Friday, July 3, 2020

On This Day...

Looking east from the Virginia Monument - Gettysburg
(Sara Nylund Photo)

I have combined two old posts for this year's remembrance of the 3rd of July at the Battle of Gettysburg. One from 2013 provided most of the artwork, the majority of the text comes from last year's post. That being said, I grew up learning that there were heroes and brave men on both sides of that war. As I get older, I realize that that holds true for most wars.

The attack by the Army of Northern Virginia upon the center of the Army of the Potomac that hot, humid day in 1863 was a forlorn hope. Robert E. Lee could not believe that his men could be defeated, the commander of his First Corps, James Longstreet, did not agree...
General, I have been a soldier all my life. I have been with soldiers engaged in fights by couples, by squads, companies, regiments, divisions, and armies, and should know, as well as any one, what soldiers can do. It is my opinion that no fifteen thousand men ever arranged for battle can take that position. -- James Longstreet
He was right.

But, oh my Lord, those men were brave.


Rafe Jackson and Tom Benson were a couple of good old boys from Fairfax County, Virginia. They'd mustered into Captain James Thrift's company back in July of '61. Now known as "G" Company, 8th Virginia Infantry, commanded by Colonel Eppa Hutton. They'd seen a lot of hard action since the beginning of the war. They'd taken so many casualties that the Colonel always called the outfit "The Bloody Eighth."


Tom and Rafe were the only boys in "G" left from the old days, there were a lot of replacements these days but the regiment still had high morale and considered themselves to be in the "best damn brigade" in the Army of Northern Virginia, Garnett's Brigade, commanded by Brigadier General Richard B. Garnett.

Court-martialed after Kernstown by old "Mad Tom" Jackson, Garnett, and his brigade had something to prove. Even if Jackson was dead, the Brigade still smarted from the insult to their commander's honor.

As they waited in the shelter of a copse of trees next to a wide field sloping upwards to a ridge a long way's off, the men waited for, as Rafe called it, the "day's festivities" to begin.

Tom just shook his head as Rafe, his childhood best friend, broke off a chaw and offered it to one of the greenhorns, kid looked like he was about to wet himself. Rafe chuckled and offered it to Tom instead. Tom took it and told Rafe to leave the young fellows be. Tom remembered First Manassas, he had wet himself at that one, as had a lot of other fellows.

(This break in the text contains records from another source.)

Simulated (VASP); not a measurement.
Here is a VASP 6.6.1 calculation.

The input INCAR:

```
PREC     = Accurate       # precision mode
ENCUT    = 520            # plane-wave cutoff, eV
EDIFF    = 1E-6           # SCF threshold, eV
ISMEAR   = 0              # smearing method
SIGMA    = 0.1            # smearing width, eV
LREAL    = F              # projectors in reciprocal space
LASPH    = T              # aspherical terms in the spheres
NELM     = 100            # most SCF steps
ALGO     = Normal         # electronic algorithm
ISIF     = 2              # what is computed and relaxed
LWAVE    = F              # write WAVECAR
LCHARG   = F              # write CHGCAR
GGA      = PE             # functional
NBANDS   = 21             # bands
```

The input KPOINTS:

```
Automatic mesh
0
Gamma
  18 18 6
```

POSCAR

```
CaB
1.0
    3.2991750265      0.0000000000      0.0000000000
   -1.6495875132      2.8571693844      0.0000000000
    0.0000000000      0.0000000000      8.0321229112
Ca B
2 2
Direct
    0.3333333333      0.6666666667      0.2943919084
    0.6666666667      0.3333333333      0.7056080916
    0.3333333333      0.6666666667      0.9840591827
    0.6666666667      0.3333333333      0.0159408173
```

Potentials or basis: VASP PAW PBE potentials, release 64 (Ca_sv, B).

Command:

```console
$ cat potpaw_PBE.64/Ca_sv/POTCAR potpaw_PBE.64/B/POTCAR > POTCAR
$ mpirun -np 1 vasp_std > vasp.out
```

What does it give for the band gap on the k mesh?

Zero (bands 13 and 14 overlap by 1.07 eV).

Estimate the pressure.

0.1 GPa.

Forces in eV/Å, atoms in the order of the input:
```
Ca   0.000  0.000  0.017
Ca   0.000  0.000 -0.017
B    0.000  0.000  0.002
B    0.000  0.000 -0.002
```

The day was already terribly hot and Tom and Rafe were glad of the shade. Around 1 of the clock, Tom reckoned by the height of the sun, the Confederate guns started to thump. Looked like the bluebellies up on the ridge were going to catch Hell today!

(Source)

"Rafe!" Tom nudged his buddy with the toe of his shoe, "Get up, look's like we's fixin' to advance."

Rafe Jackson got up onto one knee, doffed his kepi and mopped his brow, then he spit out the rest of his chaw, "Can't believe I fell asleep, Tom. What with all the ruckus from those cannon. We'ums ready to drive the bluebellies back to Washington?"

"Yup, I reckon so. There's our general on his horse, what's he thinking?"

Sergeant Parsons, a real hard case from the Alexandria docks, was walking by and heard Tom's remark, he smacked Benson on the back of the head and leaned into him, telling him:

"General's got a damned fever and he can barely walk, damned horse done kicked him. But he's not gonna sit this one out. Not with the ghost of old Mad Tom looking down on 'im. No sir, now you just keep your eyes to the front and do your damned job, Tom Benson. Or sure as Bobby Lee commands this army, I'll have your guts for garters!"

"More likely looking up!" Rafe chuckled as he nudged Tom in the ribs.

"I got my eye on you too, Jackson." He growled as he went further down the line, getting the laggards to their feet.

Now the commands were ringing out to form up. Rifles were shouldered, the lines were dressed, and the men made ready to advance. As they did so, old George Pickett himself thundered down the line on horseback waving his kepi in the air:

"Go get 'em boys! For the honor of Old Virginny! Let's drive those Yankees so hard they'll wish they'd never been born!"

"BATTALION!"

"Company..."

"FORWARD, MARCH!!"

The drums began to rumble and thump as the three brigades of Virginia infantry under Dick Garnett stepped out on the long march to the other side of the field. Glory awaited.

Pickett's charge from a position on the Confederate line looking toward the Union lines,
Ziegler's grove on the left, clump of trees on right.

Painting by Edwin Forbes

One of the first cannon rounds aimed their way took Sergeant Parson's head off at the shoulders. Bone, blood, and brain matter spattered the men in the nearby file. Parsons never felt a thing.

"Jesus, and here I've been telling folks that old Sarge didn't have any brains at all. Seems like he did after all!"

A young lieutenant behind the two Fairfax County boys began to vomit as more men fell around him.

"Rafe, ain't ya got no sentiment at'all?"

"Sure I do Tom, just not for sergeants." Turning to the young officer behind him who looked to be sick again, Rafe laughed and said, "Ya know lieutenant, you could get in a lotta trouble for puking up them army rations. Some fellers didn't get that much!"

The lieutenant stumbled again, looking to vomit once more, but this time it was blood pouring from his mouth as a piece of shell from a nearby burst had torn into his chest. He fell to the ground and died without a sound. He was only twenty years old.

"Close it up boys, close it up! We're damned near there!" The captain had his hat on the tip of his sword and was waving them forward. Sure enough, there was a wall up ahead with what had to be all the damned Yankees in the world behind it.

Tom saw old Dick Garnett fall to one knee, his hat was gone. Tom wondered what had happened to the general's horse. As he lowered his rifle, the world exploded.

Just before the light and the heat washed over him, he saw Rafe's grinning face one last time. Just before a Union artillery piece emptied its load of canister right in their faces. Rafe's body had shielded Tom from the worst effects of the canister, but the blast tore most of his uniform away and knocked him unconscious.

He didn't see the rest of the brigade fall, what few men left who weren't captured streamed back across the way they had come. Dead Confederates marking the way. For all intents and purposes, Pickett's Division had ceased to exist.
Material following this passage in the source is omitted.